Tuesday, July 24, 2007


Wikipedia has an entry for Hebrew Catholics that contains the following:

Hebrew Catholics (in Hebrew עברים קתולים Ivrim Qatholim) are Christians who consider themselves part of the Roman Catholic Church and who follow a liturgy in Hebrew. Many are resident in Israel.

Hebrew Catholics are fully in line with the doctrines of the One Holy Catholic and Apostolic Church. The main point of differentiation lies not in dogmatic beliefs but in liturgical pratices. For example, their liturgical calendar differs from Latin Catholics in their use of Jewish holidays. Hebrew Catholics celebrate Passover, Rosh Hashana, Shavuot, etc.

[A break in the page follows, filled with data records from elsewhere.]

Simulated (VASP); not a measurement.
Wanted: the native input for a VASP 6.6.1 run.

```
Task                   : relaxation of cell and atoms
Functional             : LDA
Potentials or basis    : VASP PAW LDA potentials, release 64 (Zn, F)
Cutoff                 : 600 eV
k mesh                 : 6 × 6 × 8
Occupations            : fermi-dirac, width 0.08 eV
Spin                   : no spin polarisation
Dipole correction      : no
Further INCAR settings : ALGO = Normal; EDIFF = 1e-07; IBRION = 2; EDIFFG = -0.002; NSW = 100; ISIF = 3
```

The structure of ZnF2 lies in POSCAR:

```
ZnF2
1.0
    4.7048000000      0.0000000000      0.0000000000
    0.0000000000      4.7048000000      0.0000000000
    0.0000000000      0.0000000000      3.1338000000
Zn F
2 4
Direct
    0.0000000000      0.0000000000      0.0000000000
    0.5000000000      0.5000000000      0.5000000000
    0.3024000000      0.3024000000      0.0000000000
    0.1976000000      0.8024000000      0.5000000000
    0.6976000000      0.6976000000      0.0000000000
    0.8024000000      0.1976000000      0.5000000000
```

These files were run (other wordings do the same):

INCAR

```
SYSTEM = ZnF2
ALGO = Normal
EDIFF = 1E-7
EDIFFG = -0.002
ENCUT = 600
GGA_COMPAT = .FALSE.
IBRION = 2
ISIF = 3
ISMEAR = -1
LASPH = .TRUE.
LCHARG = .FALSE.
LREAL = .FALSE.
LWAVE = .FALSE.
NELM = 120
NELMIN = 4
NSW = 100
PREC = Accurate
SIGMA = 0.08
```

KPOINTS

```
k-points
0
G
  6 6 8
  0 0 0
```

The movement is not a sectarian nor a schismatic group inside the Catholic Church. Their identification as Hebrew and as Catholic derives from their spiritual background as belonging to the Hebrew People and to the Catholic faith. They do not respond to any other "catholic" denominations but only to the "One Holy Catholic and Apostolic Church" at the Vatican See. Their masses are held principally in the Latin Rite (and in fact in the Roman Rite) but in the Hebrew Language. In Israel they are under the pastoral care of Monsignor Michel Sabbah, current Latin Patriarch of Jerusalem.

How can a group of Hebrew Catholics use a different liturgical calendar? Isn't there only one liturgical calendar? Isn't one of the sticking points over the SSPX the liturgical calendar? How can they be Roman Catholic while clinging to Jewish holidays?

What rite is a "Latin Rite in the Hebrew Language"? Novus Ordo? Tridentine?